By Joseph Hincks
September 28, 2018

Philippine President Rodrigo Duterte has acknowledged for the first time that extrajudicial killings occurred on his watch, a concession that could buttress two criminal complaints filed against him at the International Criminal Court.

In what was described as a rambling speech to government officials outside the presidential palace Thursday, Duterte conceded that his “only sin is the extrajudicial killings,” according to the New York Times. He did not elaborate on his meaning.

Although he has claimed to have personally killed at least three people in the past, Duterte has long denied responsibility for extrajudicial killings that occurred as part of his administration’s brutal war on drugs. Officials claim that casualties of the drug war died as a result of resisting arrest.

The president’s latest remarks — during which he also invited the military to oust him should they feel he is not doing a good job — followed a drop in approval ratings amid high inflation and the rising cost of basic goods. Domestic surveys show his drug war continues to enjoy popular support.
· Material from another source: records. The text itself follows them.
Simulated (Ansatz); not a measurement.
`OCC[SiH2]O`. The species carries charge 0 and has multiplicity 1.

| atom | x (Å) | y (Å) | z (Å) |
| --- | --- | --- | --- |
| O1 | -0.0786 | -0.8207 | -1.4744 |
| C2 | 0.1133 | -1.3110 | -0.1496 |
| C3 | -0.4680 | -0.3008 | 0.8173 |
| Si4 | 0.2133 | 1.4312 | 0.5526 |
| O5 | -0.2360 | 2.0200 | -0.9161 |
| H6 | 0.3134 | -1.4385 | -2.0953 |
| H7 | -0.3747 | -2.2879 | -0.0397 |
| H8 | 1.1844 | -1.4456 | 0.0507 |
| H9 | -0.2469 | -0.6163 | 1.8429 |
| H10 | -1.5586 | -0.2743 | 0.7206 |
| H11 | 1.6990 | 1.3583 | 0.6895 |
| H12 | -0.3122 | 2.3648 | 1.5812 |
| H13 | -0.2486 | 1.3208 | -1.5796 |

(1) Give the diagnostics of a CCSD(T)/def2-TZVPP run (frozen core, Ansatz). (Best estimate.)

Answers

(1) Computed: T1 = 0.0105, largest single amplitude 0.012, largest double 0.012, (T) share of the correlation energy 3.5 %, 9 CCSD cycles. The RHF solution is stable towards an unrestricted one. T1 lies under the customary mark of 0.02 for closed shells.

Read more: Duterte is Assassinating Opponents Under the Cover of the Drug War, Philippine Rights Groups Say

Agnes Callamard, the U.N. special rapporteur on extrajudicial executions, called the admission an “extraordinary statement” among many heard this week as the General Assembly has convened to discuss some of the world’s most pressing problems.

Philippine police say they have killed more than 4,800 people in anti-drug operations since July 1, 2016, when Duterte took office. But human rights groups claim the death toll exceeds 12,000. Citing the number of deaths police classify as “under investigation,” opposition senator Antonio Trillanes IV — who was arrested this week on Duterte’s order — alleges that almost 30,000 people have been killed.

Read more: The Senate Standoff: How Duterte’s Attempt to Arrest Another Critic Is Testing Philippine Democracy

The Hague-based court prosecutes cases of genocide, crimes against humanity or war crimes when a state’s own legal system is either unwilling or unable to do so. In February this year, chief prosecutor Fatou Bensouda launched a preliminary examination into alleged crimes committed in the context of Duterte’s war on drugs.

The following month, Duterte announced that the Philippines would withdraw from the Rome Statute, the treaty that established the ICC.

Neri Colmenares, a human rights lawyer who helped relatives of eight people killed in the drug war file cases with the ICC last month, tells TIME that Duterte’s latest remarks could “be used against him as evidence.”

“We’re glad he made that admission in another of his unguarded moments,” Colmenares said.